Keywords: Tags  Kaiser Aluminum, Kalamazoo, aluminum, billet, Ford, Suzy Waite


NEW YORK — Kaiser Aluminum Corp. will not sell billet produced at its Kalamazoo, Mich., facility to any third parties next year as it needs the metal for its own consumption, sources have told AMM.

"Most of the billet they’re casting is for their own internal use, but they have sold small amounts outside," one source told AMM. "They’ve (told customers) next year they won’t be able to supply them. They had a new contract internally that they need to fulfill next year. As a result, the production needs to stay internal."

"They told at least one customer, ‘Don’t count on us for supply next year,’" a second source added.

"It was a decision made at a higher level. Their hands were tied," a third source said of Kaiser, adding that he expects the company will sell to third parties again at some point in the future.
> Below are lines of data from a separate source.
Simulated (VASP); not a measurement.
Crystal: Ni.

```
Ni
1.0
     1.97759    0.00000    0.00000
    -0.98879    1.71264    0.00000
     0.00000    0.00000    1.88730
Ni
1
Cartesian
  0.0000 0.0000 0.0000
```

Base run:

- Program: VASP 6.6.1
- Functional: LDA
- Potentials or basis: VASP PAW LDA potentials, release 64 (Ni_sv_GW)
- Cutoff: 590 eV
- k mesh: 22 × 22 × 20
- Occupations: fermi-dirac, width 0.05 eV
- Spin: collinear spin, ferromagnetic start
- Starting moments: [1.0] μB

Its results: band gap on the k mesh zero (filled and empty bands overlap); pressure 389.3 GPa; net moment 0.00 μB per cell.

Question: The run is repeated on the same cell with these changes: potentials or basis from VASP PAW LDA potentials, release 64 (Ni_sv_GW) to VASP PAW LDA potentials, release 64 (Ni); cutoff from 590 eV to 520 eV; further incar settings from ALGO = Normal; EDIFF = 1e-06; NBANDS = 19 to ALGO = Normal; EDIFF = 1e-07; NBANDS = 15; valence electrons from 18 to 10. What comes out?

Kaiser declined to comment.

According to the Foothill Ranch, Calif.-based producer’s last earnings report, Kaiser shipped 18.1 million pounds of billet and other industrial products in second-quarter 2012, up 4 percent from 17.4 million pounds in the first quarter of 2012.

The capacity of the casthouse could not be ascertained, but the first source estimated that it produces between 25,000 and 50,000 tonnes (55 million to 110 million pounds) of billet annually.

Kaiser’s 464,000-square-foot plant in Kalamazoo primarily serves the automotive and general engineering markets.

Two years ago, Kaiser announced plans to expand the Kalamazoo plant to capitalize on growth in automotive markets (amm.com, Oct. 25, 2010), and the company reiterated its bullish forecast for automotive earlier this year on the back of manufacturers moving toward increased use of the lightweight metal (amm.com, July 26).

Aluminum producers’ optimism for automotive rose this summer after rumors that Ford Motor Co. is planning to build future versions of its F-150 pickup truck with a predominantly aluminum body, which would reduce the weight of the vehicle by more than 700 pounds (amm.com, July 27).